Artificial stone has a number of uses in landscaping and craft projects. You can create stones for a pond or fountain, or even a hollow rock to hide something. Creating a stone from white cement or portland cement creates a sturdy construction that, if sealed, is weather resistant and adds the look of real stone to your landscaping.

Shape your foam block to roughly the size and shape you want the rock to take by cutting away pieces with the razor knife. You don't have to create a finished shape here; this is the base, so think core, not outer dimensions.

Wrap the foam base in the wire mesh and shape it into the rock shape you want. Wear the leather gloves for this process to avoid scraping or cutting your hands. Fold the edges under along the bottom if you are creating a flat or hollow rock, leaving the centre area of the bottom open, and hollow out the foam in the centre after the wire mesh is shaped.

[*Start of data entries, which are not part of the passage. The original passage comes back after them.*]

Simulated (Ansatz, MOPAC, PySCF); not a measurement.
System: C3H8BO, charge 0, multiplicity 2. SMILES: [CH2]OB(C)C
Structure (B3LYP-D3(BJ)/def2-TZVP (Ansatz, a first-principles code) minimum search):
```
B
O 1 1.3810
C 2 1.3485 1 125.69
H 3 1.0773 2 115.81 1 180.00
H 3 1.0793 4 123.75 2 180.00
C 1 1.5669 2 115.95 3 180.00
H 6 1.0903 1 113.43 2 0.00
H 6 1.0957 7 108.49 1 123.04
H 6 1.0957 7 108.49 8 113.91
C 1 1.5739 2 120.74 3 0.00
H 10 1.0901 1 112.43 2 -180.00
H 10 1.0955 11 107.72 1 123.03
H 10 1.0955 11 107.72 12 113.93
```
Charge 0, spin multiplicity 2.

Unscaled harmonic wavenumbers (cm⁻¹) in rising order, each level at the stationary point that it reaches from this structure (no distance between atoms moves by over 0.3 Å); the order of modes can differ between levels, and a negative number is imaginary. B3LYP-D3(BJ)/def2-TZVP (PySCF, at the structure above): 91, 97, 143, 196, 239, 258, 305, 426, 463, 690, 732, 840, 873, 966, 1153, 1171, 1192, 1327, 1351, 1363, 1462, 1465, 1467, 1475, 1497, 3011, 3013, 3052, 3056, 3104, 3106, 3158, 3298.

Mix portland cement, the sand and vermiculite or perlite pellets in the bucket. The portland cement should be a 2:1 ratio with the other two components. Add water according to the instructions and mix. The consistency should be like thick mud.

Apply the portland cement mix to the base in a thin layer with the trowel, shaping and smoothing it as you go. Continue adding the mix until you have the rock in the shape you desire. You can "carve" the stone with the sharp edge of the trowel to create a varied surface if you wish.

Allow the rock to cure according to the time on the cement package instructions.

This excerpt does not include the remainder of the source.